I'm far from fine right now but time wounds all heels right? This was the best thing for him, I just hope he knows how much I'll always love him.

Sarah

3-greys-and-a-mutt
08-08-2001, 05:49 PM
It is so hard to let go, but isn't it gratifying to know that he has a whole family (little boys included!!!) to love him forever? You will miss him :( , but kudos to you for finding him such an appropriate family! Many people would have left their dog somewhere, or just let it loose! When you are aching for Wyatt, picture him enjoying the company of those little boys....

Cinder & Smoke
08-08-2001, 06:51 PM
Hey Sarah ~ GOOD WORK :D on finding a great sounding home for Wyatt!

Would you consider finding a Wyatt-sized stuffy to remind you of all the fun times you had with him? I know a stuffy will never be able to replace Wyatt - but it might help soften the heartache.

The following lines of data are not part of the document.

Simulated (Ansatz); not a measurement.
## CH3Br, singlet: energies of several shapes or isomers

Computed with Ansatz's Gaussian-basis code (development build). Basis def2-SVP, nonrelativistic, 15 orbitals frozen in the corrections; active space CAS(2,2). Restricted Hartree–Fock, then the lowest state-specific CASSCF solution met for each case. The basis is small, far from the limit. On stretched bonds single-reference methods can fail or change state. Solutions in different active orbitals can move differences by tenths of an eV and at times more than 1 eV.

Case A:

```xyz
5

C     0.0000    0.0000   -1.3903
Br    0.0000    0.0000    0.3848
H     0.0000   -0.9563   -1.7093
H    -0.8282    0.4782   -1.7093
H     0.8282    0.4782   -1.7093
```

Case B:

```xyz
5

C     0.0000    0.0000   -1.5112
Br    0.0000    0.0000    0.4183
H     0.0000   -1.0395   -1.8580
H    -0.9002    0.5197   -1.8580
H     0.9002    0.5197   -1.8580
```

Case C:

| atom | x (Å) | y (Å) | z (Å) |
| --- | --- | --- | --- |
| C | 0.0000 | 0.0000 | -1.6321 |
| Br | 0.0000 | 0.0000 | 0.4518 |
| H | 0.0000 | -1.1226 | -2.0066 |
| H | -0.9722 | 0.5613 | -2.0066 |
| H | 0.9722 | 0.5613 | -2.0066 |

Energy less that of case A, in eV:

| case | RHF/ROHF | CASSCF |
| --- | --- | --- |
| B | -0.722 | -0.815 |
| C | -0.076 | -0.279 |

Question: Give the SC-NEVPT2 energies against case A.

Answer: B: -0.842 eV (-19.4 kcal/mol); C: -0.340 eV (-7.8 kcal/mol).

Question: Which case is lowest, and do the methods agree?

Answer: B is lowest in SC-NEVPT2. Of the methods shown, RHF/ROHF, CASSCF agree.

And check with the new family to see if they have internet capabilities ~ ask them to join the Pet Talk Family and keep you and us current on how he's adjusting to his new digs.

/s/ Phred

RachelJ
08-08-2001, 07:43 PM
You did it! Wyatt certainly deserves a good home and you found it for him. I am so happy. This was such a depressing situation. I am so glad it didn't come to him having to go through the shelter situation. That can be hard on an animal. Have faith that Wyatt will make his adjustments in record time.

jackiesdaisy1935
08-08-2001, 08:35 PM
That is one of the most difficult things we have to face at times in our life. Letting go of one we love so much. But, just think
Wyatt will have two boys to play with and take care of, his life will be full. I can well imagine how much you miss him and will forever, but the good side of this is that you can visit him anytime you want and maybe you just made some new friends too. I'm sure Wyatt will also miss you but he has a new job protecting those boys. You did the right thing and I will be thinking of you and Wyatt and that all goes well for both of you.
Jackie

Angels3
08-08-2001, 08:49 PM
Sarah, that was a wonderful thing you did for Wyatt. And I agree with you that the hardest thing is parting with a beloved dog even when you know it's going to an excellent home. Your head knows that this is the most wonderful thing for the dog but your heart aches because the bond is so strong.
I thought Phred's advice was excellent about a 'substitute'. Could I also suggest you have a couple of excellent photos of Wyatt...one with his great new family. Look at those photos as much as you like & your heart will sing when you see the joy on all their faces. Keep a picture of Wyatt in your wallet...& show him to people as your very favourite foster-dog who is now living in a Doggy Heaven on Earth. Watch the joy on dog lovers faces...because this is what we would want for EVERY dog. And Wyatt got there because of YOU.

AdoreMyDogs
08-08-2001, 10:12 PM
Sarah, I knew this day would come. I think you are handling yourself really well and staying strong. And Wyatt's new home sounds absolutely perfect. I know that my dog, Graham would be in heaven if he had the pleasure of living with children. That really could not be more wonderful. But yet it hurts. It hurts me, and I have never even met Wyatt. I feel your pain, and I completely understand and can relate to it. It does get easier, but it will take awhile. Just let yourself grieve, this is a big loss, and know that Wyatt will adjust to his new home beautifully. He will have a whole family to love him.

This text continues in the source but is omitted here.